Softer tones ensure Davos retains its relevance

Softer tones ensure Davos retains its relevance

Last week, the elite of politics, business, NGOs and academia congregated at the World Economic Forum’s annual meeting in Davos. The conference may have a whiff of Marie Antoinette — with the empowered discussing the problems and fate of the powerless — but it is important that the elites are confronted with various angles of their plight for it is they who can help effect change for the better.
The Swiss resort of Davos has now hosted the event 47 times, with the conference only once changing venue, when it was moved to New York in 2002 as a demonstration of solidarity after the terrorist attacks of 9/11. The WEF has been operating since 1971, when it started as the European Management Forum. Since then, it has morphed into this mega-event for the elite (which now also includes trade union bosses, the heads of NGOs and professors of Ivy League universities).
The conference is inclusive inasmuch as the debates get broadcast globally and that it puts on an open forum for the people of Davos. But the WEF stands for more than just its annual meeting. It has regional conferences in Africa, Asia, the Middle East and the Americas, and also publishes respected reports and studies, such as the much-quoted Global Competitiveness Index.
There is the “Davos Man/Woman” and then there are the skeptics. Nowhere is that debate more prevalent than in Switzerland, where anti-globalization enthusiasts want to demonstrate and taxpayers bemoan the francs they have to shell out to pay for the high security bills. However, nobody benefits more from the event than the Swiss. The government gets one-on-one audiences with the likes of Donald Trump, Xi Jinping and Narendra Modi. Switzerland is a small country that, economically speaking, punches well above its weight, which is why these encounters really do matter. The television cameras also beam images of the snow-covered Swiss Alps into living rooms around the world, which must save Switzerland Tourism many advertising dollars.

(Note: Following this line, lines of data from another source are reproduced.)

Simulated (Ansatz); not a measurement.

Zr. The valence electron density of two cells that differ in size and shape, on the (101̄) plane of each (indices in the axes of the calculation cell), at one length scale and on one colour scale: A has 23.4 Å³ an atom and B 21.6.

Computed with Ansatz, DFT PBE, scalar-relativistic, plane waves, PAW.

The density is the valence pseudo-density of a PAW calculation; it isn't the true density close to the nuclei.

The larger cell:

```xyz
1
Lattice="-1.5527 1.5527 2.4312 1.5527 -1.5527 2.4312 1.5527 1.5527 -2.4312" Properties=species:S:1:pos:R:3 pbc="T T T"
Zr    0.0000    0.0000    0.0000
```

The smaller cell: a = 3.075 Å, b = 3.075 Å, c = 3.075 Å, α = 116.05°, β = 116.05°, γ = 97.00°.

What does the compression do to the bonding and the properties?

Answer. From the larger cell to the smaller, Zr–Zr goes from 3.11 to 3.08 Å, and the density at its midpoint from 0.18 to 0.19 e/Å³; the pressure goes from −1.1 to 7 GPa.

From the political and business elite to ordinary global citizens, the World Economic Forum conference continues to encapsulate the spirit of our time as it tackles the big social issues.

Cornelia Meyer

Industry tycoons bemoan the high fees, but gladly pay them because they, too, gain unparalleled access and can save travel expenses and time. A typical CEO would probably need to criss-cross the globe for four months to get the meetings he can conveniently cram into four days at Davos.
For the rest of us, Davos matters, too. Every year the theme strikes the zeitgeist, with 2018 focusing on “Creating a shared future in a fractured world.” In previous years, it has focused on the Fourth Industrial Revolution, inequality, the refugee crisis, and so on — these are the big social issues of our times. 
This year the event was overshadowed by the participation of Donald Trump, who gave an effective speech. It was a sales pitch to invest in the US that he was clearly at ease delivering. European industry leaders also enjoyed a private dinner with him — again access they would not otherwise get. The US president would also have benefited from exposure to issues that matter to business leaders across the pond.
Many criticize the meeting in Davos as always being the same. In the long run, however, it is the softer tones that are usually more significant than the pomp and circumstance surrounding the star of the day. This year, European leaders spoke on days two and three. It was as though the politically beleaguered German Chancellor Angela Merkel was passing the torch of European leadership to the young and exciting new French President Emmanuel Macron. Canadian Prime Minister Justin Trudeau also showed that the multilateral trade agenda is still alive and kicking, as he announced that 11 Pacific Rim nations had formed the Comprehensive and Progressive Trans-Pacific Partnership (CPTPP). This is the phoenix rising from the ashes of the Trans-Pacific Partnership, which Trump effectively dissolved when he canceled US participation on day one of his presidency.
If one listens carefully to the cacophony of voices, one can always find relevant takeaways — whether at the event, the open forum or from just watching the speeches on television.